Perhaps more importantly, in a world in which wealth is often extracted—directly or indirectly—from the consumption of the planet’s natural resources, these gains often come at the expense of the world’s poor, both by siphoning off the wealth of developing nations and by increasing the risks of climate change, which hits the poor the hardest.

All of these concepts are topics for future posts, but today I want to focus specifically on how we measure “standard of living” and whether the measurement that has emerged in Post-War America—which is grounded in “disposable income”—has led us away from the things that truly matter to happiness.

In A Consumers' Republic: The Politics of Mass Consumption in. Postwar America, Lizabeth Cohen, Harvard Professor and Dean of the Radcliffe Institute (disclosure: I am her former research assistant), wrote that consumerism became such a powerful force in mid-20th Century America that people began to equate “free choice as consumers with political freedom.”

Indeed, from the Kitchen Debate between President Richard Nixon and Soviet Premier Nikita Khrushchev, to President George W. Bush imploring Americans to continue to consume in the wake of the September 11 attacks, the vision of the American Dream laid out by James Truslow Adams in the midst of the Great Depression seems to have slipped further and further from our grasp.

As I noted in a piece for the Harvard Law Record in 2008:

The conspicuous consumption of the post-war consumer age has replaced a fulfilling vision of the American Dream with a vacuous conception of liberty and success. No longer is the rallying cry to make it in the New World in a new way-your way-but rather to make it in the New World via the tired, trodden path of swiping credit cards and compiling symbols of status.

That conception of the Dream deadens the soul of a Nation. It stands in contrast to our most venerated modern conception of the Dream—that issued by Rev. Martin Luther King Jr. on the steps of the Lincoln Memorial over 50 years ago. The Dream listed the following factors: that all men are created equal, that people of different backgrounds will sit together at the “table of brotherhood,” that freedom and justice will reign across our land, and that our children will not be “judged by the color of their skin but by the content of their character.”

That gets me to Millennials—that generation simultaneously chided as lazy and lauded as idealistic. If indeed we are not to match the standard of living of our parents, what are we to do? Here’s an idea: destroy, once and for all, the perversion of the American Dream that arose with the consumerism of the 20th century and restore the Dream to its historic roots.

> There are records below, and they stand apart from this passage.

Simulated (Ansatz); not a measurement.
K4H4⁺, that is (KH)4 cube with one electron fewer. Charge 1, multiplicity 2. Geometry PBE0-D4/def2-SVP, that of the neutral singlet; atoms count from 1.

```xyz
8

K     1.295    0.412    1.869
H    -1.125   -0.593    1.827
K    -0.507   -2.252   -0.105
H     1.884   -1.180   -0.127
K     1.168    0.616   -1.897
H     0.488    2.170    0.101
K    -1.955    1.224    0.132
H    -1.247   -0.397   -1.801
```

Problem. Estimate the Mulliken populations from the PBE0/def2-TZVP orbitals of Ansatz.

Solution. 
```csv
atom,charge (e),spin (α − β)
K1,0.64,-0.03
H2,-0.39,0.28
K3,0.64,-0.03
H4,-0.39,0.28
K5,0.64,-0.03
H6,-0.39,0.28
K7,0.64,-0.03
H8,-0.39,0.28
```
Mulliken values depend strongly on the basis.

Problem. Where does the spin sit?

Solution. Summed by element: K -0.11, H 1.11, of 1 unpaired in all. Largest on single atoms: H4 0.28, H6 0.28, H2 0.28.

That doesn’t mean shirking from the challenge of poverty and injustice. To the contrary, it means addressing the scourge of poverty in America—even as it entails sacrifices by the middle and upper classes—so that all people have the opportunity to pursue happiness in accordance with the lives they have imagined for themselves.


We may not be the richest generation; but if we end up the happiest, the freest, the most tolerant, we will have accomplished something far greater for our world and ourselves.